4.Notwithstanding the provisions of Article 7 of this Convention profits of an enterprise of a Contracting State from the use, maintenance or rental of containers (including trailers and related equipment for the transport of containers) used for the transport of goods or merchandise shall be taxable only in the Contracting State in which the place of effective management of that enterprise is situated except insofar as those containers or trailers and related equipment are used for transport solely between places within the other Contracting State.
5.Notwithstanding the preceding provisions of this Article, where ships or aircraft are operated in international traffic by a partnership which includes one or more partners resident in a Contracting State and one or more partners resident in the other Contracting State, and provided that the effective management of the enterprise is not carried on solely in one of the Contracting States, profits shall be taxable, in proportion to the share of the said partners, only in the State of which each such partner is a resident.
6.The provisions of paragraphs 1 and 3 shall apply to profits derived by the joint Norwegian, Danish and Swedish air transport consortium Scandinavian Airlines System (SAS), but only insofar as profits derived by Det Norske Luftfartsselskap A/S (DNL), the Norwegian partner of the Scandinavian Airlines System (SAS), are in proportion to its share in that organisation.
Article 9
ASSOCIATED ENTERPRISES
Where
a)an enterprise of a Contracting State participates directly or indirectly in the management, control or capital of an enterprise of the other Contracting State, or
b)the same persons participate directly or indirectly in the management, control or capital of an enterprise of a Contracting State and an enterprise of the other Contracting State,
and in either case conditions are made or imposed between the two enterprises in their commercial or financial relations which differ from those which would be made between independent enterprises, then any profits which would, but for those conditions, have accrued to one of the enterprises, but, by reason of those conditions, have not so accrued, may be included in the profits of that enterprise and taxed accordingly.
Article 10
DIVIDENDS
1.Dividends paid by a company which is a resident of a Contracting State to a resident of the other Contracting State may be taxed in that other State.
2.However, such dividends may also be taxed in the Contracting State of which the company paying the dividends is a resident and according to the laws of that State, but if the recipient is the beneficial owner of the dividends the tax so charged shall not exceed:
a)5 per cent of the gross amount of the dividends if the beneficial owner is a company which holds directly at least 10 per cent of the capital of the company paying the dividends;
b)15 per cent of the gross amount of the dividends in all other cases.
This paragraph shall not affect the taxation of the company in respect of the profits out of which the dividends are paid.
3.Notwithstanding the provisions of paragraph 2 dividends derived from a company which is a resident of Norway by a resident of Barbados may be taxed in Norway at a rate not exceeding 15 per cent as long as dividends paid by Norwegian companies are allowed as deductions from their profits for the purpose of computing their liability to Norwegian national tax.

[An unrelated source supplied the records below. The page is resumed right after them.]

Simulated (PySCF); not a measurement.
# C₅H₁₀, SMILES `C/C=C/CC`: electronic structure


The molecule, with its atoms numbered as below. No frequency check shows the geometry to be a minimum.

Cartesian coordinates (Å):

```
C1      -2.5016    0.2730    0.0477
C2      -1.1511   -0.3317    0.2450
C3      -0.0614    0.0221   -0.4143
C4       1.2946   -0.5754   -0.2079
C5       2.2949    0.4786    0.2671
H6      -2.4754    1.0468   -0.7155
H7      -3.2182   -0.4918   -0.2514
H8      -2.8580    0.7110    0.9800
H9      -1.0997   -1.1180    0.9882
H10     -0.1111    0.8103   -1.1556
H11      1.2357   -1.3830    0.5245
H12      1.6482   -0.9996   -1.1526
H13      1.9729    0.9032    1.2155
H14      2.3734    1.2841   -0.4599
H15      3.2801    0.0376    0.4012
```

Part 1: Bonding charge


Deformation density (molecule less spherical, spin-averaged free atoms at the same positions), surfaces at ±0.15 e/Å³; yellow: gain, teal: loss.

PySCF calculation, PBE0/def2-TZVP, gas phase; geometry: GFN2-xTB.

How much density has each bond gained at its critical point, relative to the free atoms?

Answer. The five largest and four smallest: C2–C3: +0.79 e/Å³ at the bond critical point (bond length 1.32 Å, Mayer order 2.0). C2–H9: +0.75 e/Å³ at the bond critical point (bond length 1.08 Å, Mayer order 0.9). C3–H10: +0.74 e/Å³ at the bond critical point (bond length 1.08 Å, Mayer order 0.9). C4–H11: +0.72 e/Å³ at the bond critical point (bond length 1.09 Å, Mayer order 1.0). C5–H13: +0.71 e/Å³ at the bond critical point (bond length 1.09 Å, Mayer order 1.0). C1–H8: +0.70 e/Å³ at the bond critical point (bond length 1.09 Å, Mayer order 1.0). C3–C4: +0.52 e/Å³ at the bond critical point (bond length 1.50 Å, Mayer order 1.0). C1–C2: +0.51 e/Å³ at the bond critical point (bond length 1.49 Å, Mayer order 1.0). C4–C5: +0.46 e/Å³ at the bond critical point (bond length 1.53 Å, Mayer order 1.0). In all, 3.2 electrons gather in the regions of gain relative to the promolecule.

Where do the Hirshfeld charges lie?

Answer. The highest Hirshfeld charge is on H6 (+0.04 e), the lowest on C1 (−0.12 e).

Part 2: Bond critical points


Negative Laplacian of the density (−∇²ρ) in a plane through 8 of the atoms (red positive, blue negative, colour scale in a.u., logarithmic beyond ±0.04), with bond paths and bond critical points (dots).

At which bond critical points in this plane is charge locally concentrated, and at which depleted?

4.The term "dividends" as used in this Article means income from shares, mining shares, founders' shares or other rights, not being debt-claims, participating in profits, as well as income from other corporate rights which is subjected to the same taxation treatment as income from shares by the laws of the State of which the company making the distribution is a resident.
5.The provisions of paragraphs 1, 2 and 3 shall not apply if the beneficial owner of the dividends, being a resident of a Contracting State, carries on business in the other Contracting State, of which the company paying the dividends is a resident, through a permanent establishment situated therein, or performs in that other State independent personal services from a fixed base situated therein, and the holding in respect of which the dividends are paid is effectively connected with such permanent establishment or fixed base. In such case the provisions of Article 7 or Article 15, as the case may be, shall apply.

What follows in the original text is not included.